Our eight indexers are under enormous stress and I wonder whether the replication factor of three makes any sense. Since it's a major design consideration, what do you think? Is there a way to quantity the risk? to assess the effectiveness of replication factor of 1,2 or 3?
Ok, Hadoop does 3 by default within Hadoop, by it's also being questioned quite a bit...
It is really based on your tolerance for how many indexers you can lose while still maintaining copies of all your data. A Replication Factor of 3 means you can sustain a loss of 2 indexers and still have access to all of your data.
It does become a trade-off between how many indexers you can tolerate losing and the storage costs associated with each additional copy.
It is really based on your tolerance for how many indexers you can lose while still maintaining copies of all your data. A Replication Factor of 3 means you can sustain a loss of 2 indexers and still have access to all of your data.
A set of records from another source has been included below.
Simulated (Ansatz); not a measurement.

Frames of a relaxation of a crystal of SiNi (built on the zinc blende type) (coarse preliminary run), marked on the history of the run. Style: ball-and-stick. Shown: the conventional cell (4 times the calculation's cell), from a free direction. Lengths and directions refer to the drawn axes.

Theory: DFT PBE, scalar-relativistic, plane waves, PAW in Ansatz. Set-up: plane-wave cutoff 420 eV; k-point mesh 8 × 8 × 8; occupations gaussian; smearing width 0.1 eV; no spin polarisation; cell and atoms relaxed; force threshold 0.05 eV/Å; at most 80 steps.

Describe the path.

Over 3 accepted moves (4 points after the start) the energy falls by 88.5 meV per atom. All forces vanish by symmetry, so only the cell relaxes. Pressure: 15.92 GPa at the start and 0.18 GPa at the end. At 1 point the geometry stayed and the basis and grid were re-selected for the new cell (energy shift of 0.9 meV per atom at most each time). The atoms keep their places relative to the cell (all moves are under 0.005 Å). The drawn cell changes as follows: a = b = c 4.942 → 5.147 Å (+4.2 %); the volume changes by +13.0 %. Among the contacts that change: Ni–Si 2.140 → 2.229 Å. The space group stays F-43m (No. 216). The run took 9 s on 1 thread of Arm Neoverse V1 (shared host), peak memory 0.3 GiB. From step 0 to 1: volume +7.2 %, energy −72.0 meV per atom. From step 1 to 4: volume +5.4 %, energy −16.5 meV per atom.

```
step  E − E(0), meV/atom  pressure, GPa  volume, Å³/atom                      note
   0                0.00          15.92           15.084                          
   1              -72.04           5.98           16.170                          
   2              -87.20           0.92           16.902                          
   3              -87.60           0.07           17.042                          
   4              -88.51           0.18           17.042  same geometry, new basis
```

It does become a trade-off between how many indexers you can tolerate losing and the storage costs associated with each additional copy.
Interesting thing - it seems to me that Replication Factor of 3 puts a huge strain on our system which can cause 2 indexers to go down at the current state. With Replication Factor of 2, we'll probably be very stable for now.
The other aspect is the nature of the data - in our case, not having all the data during a 2 indexers crash, is probably acceptable.
Much appreciated.